AWS Announces Synthetic Data Generation For SageMaker Ground Truth


SageMaker Ground Truth can produce millions of automatically labelled synthetic images

AWS announced that users can create labelled synthetic data with Amazon SageMaker Ground Truth. SageMaker Ground Truth is a data labelling service that makes it simple to label data and allows you the choice to use human annotators through third-party suppliers, Amazon Mechanical Turk, or your private workforce. One can alternatively produce tagged synthetic data without actively gathering or labelling real-world data. On your behalf, SageMaker Ground Truth can produce millions of automatically labelled synthetic images.

The process of creating machine-learning models is iterative and begins with data preparation and gathering, then moves on to model training and model deployment. Collecting extensive, varied, and precisely labelled datasets for your model training is frequently tricky and time-consuming, especially in the initial stage.

Combining your real-world data with synthetic data helps build more comprehensive training datasets for your machine-learning models. Synthetic data itself is created by simple rules, statistical models, computer simulations, or other techniques. This makes it possible to generate vast amounts of synthetic data with exact labels for annotations over tens of thousands of images. A minimal granularity, such as a pixel or sub-object level, and across modalities can be used to determine the label accuracy. Bounding box, polygon, depth, and segment modalities are some examples.

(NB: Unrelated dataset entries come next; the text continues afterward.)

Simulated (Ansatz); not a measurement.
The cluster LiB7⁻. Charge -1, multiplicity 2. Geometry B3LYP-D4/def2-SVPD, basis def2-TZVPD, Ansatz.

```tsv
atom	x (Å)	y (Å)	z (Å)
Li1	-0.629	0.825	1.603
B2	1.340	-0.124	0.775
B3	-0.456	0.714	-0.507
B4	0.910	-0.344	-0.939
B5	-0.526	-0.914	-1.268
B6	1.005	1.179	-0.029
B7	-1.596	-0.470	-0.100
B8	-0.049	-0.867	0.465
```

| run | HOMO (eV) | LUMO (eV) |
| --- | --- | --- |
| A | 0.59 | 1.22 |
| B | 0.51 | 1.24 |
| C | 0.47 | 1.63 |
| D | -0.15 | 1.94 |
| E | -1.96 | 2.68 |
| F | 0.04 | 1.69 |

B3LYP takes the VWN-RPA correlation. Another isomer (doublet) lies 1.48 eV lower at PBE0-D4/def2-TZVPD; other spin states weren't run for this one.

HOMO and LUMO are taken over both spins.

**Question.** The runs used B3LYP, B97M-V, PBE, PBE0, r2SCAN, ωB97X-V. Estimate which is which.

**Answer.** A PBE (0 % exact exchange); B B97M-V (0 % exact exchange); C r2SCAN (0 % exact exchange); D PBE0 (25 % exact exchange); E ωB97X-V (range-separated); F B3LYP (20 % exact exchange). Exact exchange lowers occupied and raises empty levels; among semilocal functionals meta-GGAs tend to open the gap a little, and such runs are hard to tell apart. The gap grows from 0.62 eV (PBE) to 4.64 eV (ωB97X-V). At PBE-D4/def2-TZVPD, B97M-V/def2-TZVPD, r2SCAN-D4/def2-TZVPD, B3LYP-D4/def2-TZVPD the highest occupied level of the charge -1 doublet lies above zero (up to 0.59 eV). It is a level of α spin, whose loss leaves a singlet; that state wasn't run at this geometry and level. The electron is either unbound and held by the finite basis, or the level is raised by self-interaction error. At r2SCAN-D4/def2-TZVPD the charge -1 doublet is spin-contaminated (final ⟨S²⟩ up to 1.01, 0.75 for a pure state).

Synthetic data is a powerful solution to two different problems: data limitations and privacy risks. Synthetic data can supplement training data to reduce overfitting when there is a lack of labelled data. For privacy protection, data curators can provide made-up data rather than actual data in a way that simultaneously safeguards users’ privacy and keeps the original data’s usefulness.

By adding data diversity that real-world data may lack, you can produce more full and balanced data sets by combining your real-world data with synthetic data.

With SageMaker Ground Truth, you are free to design any imaging scenario with synthetic data, including edge cases that could be challenging to identify and replicate in real-world data. Variations can be added to objects and surroundings to reflect changing lighting, colours, textures, poses, or backgrounds.

In other words, you may order the precise use case for which your machine-learning model is being trained. Amazon SageMaker Ground Truth synthetic data is available in US East (N. Virginia). Synthetic data is priced on a per-label basis.